Underfloor Heating

Can you imagine anything nicer than stepping out of a shower onto a lovely warm floor?


Many people prefer wood floors or even carpet in the bathroom to avoid having to put their tootsies on to cold ceramic tiles. However, both of these have disadvantages. Badly sealed wooden floors can warp with all that water, and carpet can go moldy or rot, whereas tiles are very practical and easy to keep clean. But, they are too often too cold to stand on unless you have the heat in the bathroom turned up high, and in these economical times who wants to do that? It is not only wasteful, but can be expensive to.  So why not have underfloor heating instead and keep your bathroom really cozy?

Isn't It Dangerous?

Underfloor heating is perfect for bathrooms, showers and wet rooms as long as you make sure that it is installed properly. You may prefer to have it installed professionally, rather than do it yourself unless you are a skilled handyperson. As electricity and water don't mix, this is one area where trying to save money may prove fatal. There are systems that are easy to install for the experienced Do It Yourself enthusiast, but if you have any doubts at all as to your abilities, don't try to do it yourself. Call in the experts.
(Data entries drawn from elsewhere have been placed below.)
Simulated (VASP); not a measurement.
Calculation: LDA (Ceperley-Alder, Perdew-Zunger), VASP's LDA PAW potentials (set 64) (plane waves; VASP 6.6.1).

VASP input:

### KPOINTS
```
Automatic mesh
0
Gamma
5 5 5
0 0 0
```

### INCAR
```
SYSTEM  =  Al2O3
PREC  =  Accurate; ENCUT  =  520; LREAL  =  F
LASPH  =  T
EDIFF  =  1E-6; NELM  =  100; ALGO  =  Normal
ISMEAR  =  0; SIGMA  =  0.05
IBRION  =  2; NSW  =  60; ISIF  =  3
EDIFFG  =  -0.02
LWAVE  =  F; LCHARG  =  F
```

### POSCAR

People often put radiators under windows which can allow all that lovely, expensive heat to escape outside. However, as heat naturally rises it makes sense to have a heating system at floor level or under the floor instead of using wall radiators. Once an underfloor system is installed, costs are lower too, because the temperature control can be set about 4F (2C) lower than when you use radiators. This is because the surfaces are heated rather than the air, making the temperature in the whole room more comfortable, not to mention having a cozy floor to stand on as you get out of the shower!

Electric Systems

If you are remodeling your bathroom or shower it's a great time to retrofit with underfloor heating using a electric mat system. This is fixed to the subfloor, and then a thick layer of tile adhesive laid over it so that you can put the floor tiles on as normal. You can buy 20sq ft of mat plus the thermostat for around $320 or less, and it costs under 2c an hour to run. And if you also install the recommended amount of insulation, you can reduce the running costs even further! You can buy loose cable systems but these can be trickier to install for the amateur. If you prefer to have a wooden floor instead of tiles there are special carbon film systems that are more suitable for wood.

Water Systems

If you are putting in a central heating system in a new house consider using an underfloor water based system to heat your whole home, not just the bathroom. It should only take about a third of the time of conventional systems to install, reducing labor costs, and the prices of the materials are similar. The running costs are about 25% cheaper overall so it can really pay in the long run. If you are looking at retrofitting a water based underfloor central heating system you probably need to call in the experts as it is a bit more complicated than a regular DIY job.